So, what's it all about then?
One might say his work falls into the realms contemporary realism. Craig only works with oils on teak stretched Belgium linen.Or one might say his work fall into the realms "birthday cards for teenage boys," the kind given to them by their grannies. This sort of thing goes down well with the knowwhatIlikes, but to dignify its creator with an award just encourages it. Soon, there will be demands from sporting folk and their trophy wives for Mr Primrose's work be to bought for the nation, to displace all that so-called 'art' in Te Papa. Soon, our Government will be insisting that Mr Primrose and his like must represent New Zealand at Venice. Soon, he will be commissioned to portray our own dear Prime Minister, grinning and dressed in Rodd and Gunn casualwear.
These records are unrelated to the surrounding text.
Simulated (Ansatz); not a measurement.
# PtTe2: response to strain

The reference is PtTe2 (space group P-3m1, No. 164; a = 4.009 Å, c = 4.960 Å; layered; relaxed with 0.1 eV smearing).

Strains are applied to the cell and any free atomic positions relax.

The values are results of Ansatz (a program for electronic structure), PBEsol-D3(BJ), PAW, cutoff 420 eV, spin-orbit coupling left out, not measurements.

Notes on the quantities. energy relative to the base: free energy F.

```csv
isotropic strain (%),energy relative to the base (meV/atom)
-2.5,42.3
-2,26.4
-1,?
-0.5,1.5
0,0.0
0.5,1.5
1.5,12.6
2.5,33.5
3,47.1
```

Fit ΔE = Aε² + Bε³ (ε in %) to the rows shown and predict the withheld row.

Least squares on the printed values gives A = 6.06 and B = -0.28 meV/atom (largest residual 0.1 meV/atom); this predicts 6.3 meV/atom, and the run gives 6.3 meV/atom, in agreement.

With sell out exhibitions in New York and Silverstone [yes, really] his works are now found throughout Europe, Australia, Asia and America and through selected galleries in New Zealand with a Private Gallery soon to be opened at The Rees in Queenstown. With many private commissions Craig has rapidly become one of New Zealand’s most sought after artists with his work steadily increasing in value..an artist to watch
Me, I think it is all part of a Tory plan to replace art with sentiment, to transform our art galleries into shrines to Leadership and Success. Ahead of us is a landscape of public art made by Mr Primrose, by Weta Workshop and by sundry other non-artists. These men have gained approval from our political and economic masters for the values they represent and the representation of those values. Everything will be shown. There will be no space for doubt or ambiguity; dissent will be impossible. The purpose of art will be to denote, not to connote.
The propaganda for our times will be made by modellers and admen in bronze or with oils on teak stretched Belgium linen. For this they will be rewarded with money and with awards.